Russia to Stay on ISS for Four Years Longer Than Planned
After months of rising tensions and threats to pull out of the International Space Station as early as 2020, Russia's space agency has officially announced that they will stay on the ISS until 2024, at which time they will withdraw and build their own space station.
Late Tuesday night, the Russian space agency released a statement that detailed plans for their space program up to 2030, which "provides for the use of the ISS until 2024." In 2024, they will remove Russian modules from the station, rendering it useless, and use those modules in order to build their own space station. According to the statement, they would like to build an independent space station in order to "ensure Russia's guaranteed access to space."
The fact that Russia is pulling out of the ISS will have profound ramifications for American space exploration, as we do not currently have our own shuttle program. As of now, Russia is the only country that can shuttle astronauts from Earth to the space station. That being said, this announcement comes as something of a relief, as Russia had previously threatened to pull out as early as 2020, four years before NASA planned to stop using the ISS, as a retaliation for US sanctions.

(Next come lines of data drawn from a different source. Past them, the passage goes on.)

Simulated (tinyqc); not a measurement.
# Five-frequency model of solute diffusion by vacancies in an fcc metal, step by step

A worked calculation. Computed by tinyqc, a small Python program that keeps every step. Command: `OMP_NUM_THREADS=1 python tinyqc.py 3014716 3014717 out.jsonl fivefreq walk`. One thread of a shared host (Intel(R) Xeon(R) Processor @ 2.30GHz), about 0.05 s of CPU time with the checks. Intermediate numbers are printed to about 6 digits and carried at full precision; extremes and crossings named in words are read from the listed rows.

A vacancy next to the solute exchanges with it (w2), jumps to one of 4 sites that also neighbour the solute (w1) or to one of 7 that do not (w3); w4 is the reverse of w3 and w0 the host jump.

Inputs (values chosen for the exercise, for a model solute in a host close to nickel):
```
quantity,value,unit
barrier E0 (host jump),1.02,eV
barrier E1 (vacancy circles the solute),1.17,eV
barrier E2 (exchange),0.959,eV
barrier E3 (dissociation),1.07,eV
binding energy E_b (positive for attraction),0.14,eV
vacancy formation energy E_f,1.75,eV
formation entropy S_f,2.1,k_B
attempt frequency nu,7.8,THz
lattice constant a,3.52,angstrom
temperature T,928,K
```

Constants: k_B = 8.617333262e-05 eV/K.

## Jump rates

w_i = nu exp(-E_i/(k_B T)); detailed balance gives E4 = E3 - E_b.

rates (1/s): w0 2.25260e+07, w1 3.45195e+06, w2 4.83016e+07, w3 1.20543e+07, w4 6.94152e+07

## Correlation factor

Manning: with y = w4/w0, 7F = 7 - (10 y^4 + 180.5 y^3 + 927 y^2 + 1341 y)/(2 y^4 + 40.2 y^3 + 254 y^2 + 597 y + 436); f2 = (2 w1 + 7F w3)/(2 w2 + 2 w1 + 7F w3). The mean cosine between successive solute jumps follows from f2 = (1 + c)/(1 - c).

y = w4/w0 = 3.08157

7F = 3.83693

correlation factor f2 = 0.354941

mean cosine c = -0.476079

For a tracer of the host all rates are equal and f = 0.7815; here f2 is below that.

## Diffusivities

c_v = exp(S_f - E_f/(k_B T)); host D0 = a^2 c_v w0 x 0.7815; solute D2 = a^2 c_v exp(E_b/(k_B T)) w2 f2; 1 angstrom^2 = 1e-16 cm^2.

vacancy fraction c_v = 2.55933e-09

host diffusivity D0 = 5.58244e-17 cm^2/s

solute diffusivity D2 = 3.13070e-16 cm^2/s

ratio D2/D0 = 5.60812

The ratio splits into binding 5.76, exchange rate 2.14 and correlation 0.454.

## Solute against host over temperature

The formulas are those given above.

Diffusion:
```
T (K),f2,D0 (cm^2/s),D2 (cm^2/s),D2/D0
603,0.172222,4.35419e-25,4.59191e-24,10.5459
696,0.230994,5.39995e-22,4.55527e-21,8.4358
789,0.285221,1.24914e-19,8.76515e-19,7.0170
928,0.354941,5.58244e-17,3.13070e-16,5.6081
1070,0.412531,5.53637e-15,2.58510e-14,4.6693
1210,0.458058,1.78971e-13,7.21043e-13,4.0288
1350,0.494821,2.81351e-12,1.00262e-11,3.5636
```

As the Russian modules are essential to the ISS life support systems, in all likelihood this will mean the end of the ISS in 2024. NASA has a backup module, but there's no word on whether they plan to use it to extend the ISS's life.
Russia is also currently reviewing their lunar mission, which will begin in the near future with unmanned missions to orbit the Moon and land on its surface. "Close to 2030, the plan is to move over to manned flights to the Moon."